30 years ago, SMS (Short Message Service) introduced the world to cellular text messaging, 160 characters at a time. How did it get that way—and what happens if we have more to say? We’ll explore the history and origins of SMS.
SMS: Born in Europe
SMS originated in 1984, initially conceived by Friedhelm Hillebrand and Bernard Ghillebaert (a German-French collaboration) while working as part of the ETSI group that was developing a new digital cell phone standard called GSM (Global System for Mobile Communications).
Hillebrand came up with the idea of allowing short digital text messages through the upcoming GSM cell phone network. To be economical, this message service would utilize previously unused space in a control link radio channel that typically only held information about signal strength and incoming calls. The GSM development group imagined SMS being used with existing radio message terminals, car-based mobile stations, and future handheld devices.
In 2009, the L.A. Times reported that initially the engineers could only squeeze 128 characters into the 140 bytes of free room in the control link channel, but they found that by using 7-bit text encoding, they could fit 160 characters maximum. After some experiments conducted by Hillebrand where he analyzed the length of postcards and Telex messages—then typed out short messages and counted the characters—he convinced others that 160 characters would be sufficient for SMS.
Official work on SMS within GSM began in 1985, with a draft of the standard complete by 1987, and the technology was made freely available to the world. The first official SMS text message transmission took place on December 3, 1992 when Sema Group test engineer Neil Papworth sent “Merry Christmas” to a colleague named Richard Jarvis using an Orbitel 901 mobile phone.
From those two people and one message in 1992, SMS usage has grown to staggering proportions. In 2020, U.S. cell phone customers alone sent 2.2 trillion SMS and MMS messages, and reportedly about 4 to 5 billion people send and receive text messages worldwide, according to varying sources. In other words, a large majority of humans on earth can use SMS for communications.
The Cultural Impact of SMS
Originally, texting on a mobile phone was a slow and cumbersome process, with each number key on the cell phone keypad representing up to three letters. This led to a proliferation of texting abbreviations such as OMW, G2G, and IDK that now permeate our online culture.

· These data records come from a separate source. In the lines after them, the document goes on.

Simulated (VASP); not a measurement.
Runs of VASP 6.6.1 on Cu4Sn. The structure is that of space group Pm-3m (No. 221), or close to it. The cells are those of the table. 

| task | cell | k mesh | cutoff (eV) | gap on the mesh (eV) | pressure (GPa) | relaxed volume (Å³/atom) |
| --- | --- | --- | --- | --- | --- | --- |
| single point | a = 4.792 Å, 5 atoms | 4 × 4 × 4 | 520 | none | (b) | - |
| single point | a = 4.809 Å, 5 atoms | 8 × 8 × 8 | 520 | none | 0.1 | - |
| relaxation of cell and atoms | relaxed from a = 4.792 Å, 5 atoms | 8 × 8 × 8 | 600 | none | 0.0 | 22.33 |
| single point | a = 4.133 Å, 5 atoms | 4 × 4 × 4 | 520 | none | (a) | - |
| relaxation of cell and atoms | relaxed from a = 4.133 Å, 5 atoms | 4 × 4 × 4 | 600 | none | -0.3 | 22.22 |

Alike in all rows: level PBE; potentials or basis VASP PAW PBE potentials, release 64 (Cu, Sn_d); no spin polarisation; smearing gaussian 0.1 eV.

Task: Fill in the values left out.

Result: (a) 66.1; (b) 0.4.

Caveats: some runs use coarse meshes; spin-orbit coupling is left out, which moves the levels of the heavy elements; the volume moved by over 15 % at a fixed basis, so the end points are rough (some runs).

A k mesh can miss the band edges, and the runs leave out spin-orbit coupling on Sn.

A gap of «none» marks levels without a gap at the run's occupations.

Eventually, devices from Blackberry and others sped up texting dramatically by including a full QWERTY keyboard. Today, most smartphones include virtual QWERTY keyboards for texting with predictive capabilities to speed things up even more.
SMS’s 160-character message size limit played a huge part in Twitter’s original 140-character message limit. In a time just before the explosion of pocket smartphones, Jack Dorsey designed Twitter to work over cell phones with SMS, and it left 20 characters for the inclusion of a user name. Since 2017, Twitter has allowed 280 characters per tweet, which isn’t a problem because most of the messages flow through Twitter’s custom app or its website.
Beyond 160 Characters
In 2002, commercial carriers began supporting an extension of SMS called MMS (multimedia message service). MMS allows cell phones to send photos, videos, and audio clips to each other. It also allows messages up to 1,600 characters in length.
Interestingly, most modern cell networks will break up messages longer than 160 characters into multiple SMS messages automatically and reassemble them on the receiving end, so SMS’s 160 character limit isn’t much of an issue like it once was.
Today, there are many alternative mobile messaging systems out there, many of which use internet servers as the middleman, and all of which greatly exceed SMS’s 160 character limit. A few prominent ones are Apple’s iMessage (which reportedly limits messages to 18,996 characters), WhatsApp (65,536 characters), Facebook Messenger (2,000 characters), and Telegram Messenger (4,096 characters). Also, Google prefers the new Rich Communication Service (RCS) standard—the official successor to SMS and MMS—which has an 8,000 character limit.
On most of those services—like SMS today—if you exceed the character count, your messages will be broken into multiple messages automatically. Clearly, we have a lot to say these days, and messaging services aren’t eager to hold us back. Have fun texting out there!